Maryland residents say cleaning the Chesapeake Bay is more important than slowing development, reducing air pollution or the issue of global warming, according to the results of a poll to be released Friday by a Bay advocacy group.
“There’s strong public support for bolder actions by government, whether through increased environmental spending or tighter regulations to address water pollution,” said Allen Hance, executive director of the Chesapeake Bay Trust, which commissioned the poll.
Eighty-six percent of Marylanders said that cleaning the Chesapeake was “extremely important” or “very important” to them. That compares with just 53 percent who said global warming was important to them.
Sixty-eight percent of those questioned said they were willing to pay more taxes if it meant that the money would go to clean up the Bay. However, the same percentage said their taxes were already too high, and 50 percent said the state government wastes a lot of money.
“Most people support what I would understand as a more activist role for government understood in terms of effective regulation, and increased public spending on water quality issues,” Mr. Hance said.
The survey, conducted by pollster OpinionWorks in November, questioned 1,015 random Maryland residents and has a 3.1 percentage point margin of error.
Mr. Hance said that the study shows Marylanders don’t see the economy and the environment as an “either/or,” which he said is how the two are usually characterized.
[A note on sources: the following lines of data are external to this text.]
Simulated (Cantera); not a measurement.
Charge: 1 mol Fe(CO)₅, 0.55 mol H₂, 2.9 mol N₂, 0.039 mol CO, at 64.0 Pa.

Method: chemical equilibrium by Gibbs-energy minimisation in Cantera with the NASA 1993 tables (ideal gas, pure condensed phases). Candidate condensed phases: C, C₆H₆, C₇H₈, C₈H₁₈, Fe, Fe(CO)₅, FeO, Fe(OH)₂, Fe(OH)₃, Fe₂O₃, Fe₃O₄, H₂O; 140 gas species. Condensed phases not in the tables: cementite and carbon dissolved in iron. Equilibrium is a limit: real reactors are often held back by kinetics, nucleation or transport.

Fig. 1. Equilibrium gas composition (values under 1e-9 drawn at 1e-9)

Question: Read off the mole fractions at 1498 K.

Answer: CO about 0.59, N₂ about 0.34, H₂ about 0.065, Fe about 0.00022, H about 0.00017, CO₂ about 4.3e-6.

Maryland currently puts more than $100 million per year toward restoring the Bay. In addition to help from the state government, Mr. Hance said he hopes there will be a “refocusing of attention” on the Chesapeake Bay on a “federal policy level.”
Shaun Adamec, a spokesman for Gov. Martin O’Malley, said the governor agrees with citizens who place such a high priority on cleaning up the Chesapeake.
He said the BayStat program, which measures contributing factors to the health of the Bay, has been available online to citizens. The program has a solution section that allows people to see how they can help turn the trend around.
The O’Malley administration’s 2010 budget includes $165 million in Bay restoration funds, $18 million for “cover crops” that prevent soil erosion and take up excess nutrients before they can run off into the Bay. The budget also contains $60 million for Program Open Space and agricultural land preservation.
“I’m not sure if [cleaning the Bay] is a matter of funding,” said Mr. Adamec. “When it comes down to it, the better approach is to look at how we can do this differently.”
He said the O’Malley administration is “adopting a more attainable and realistic approach” to cleaning up the Bay, adding that Mr. O’Malley, a Democrat, is collaborating with Virginia Gov. Tim Kaine, also a Democrat, and adopting “two-year milestones” to better mark progress in the Bay’s restoration.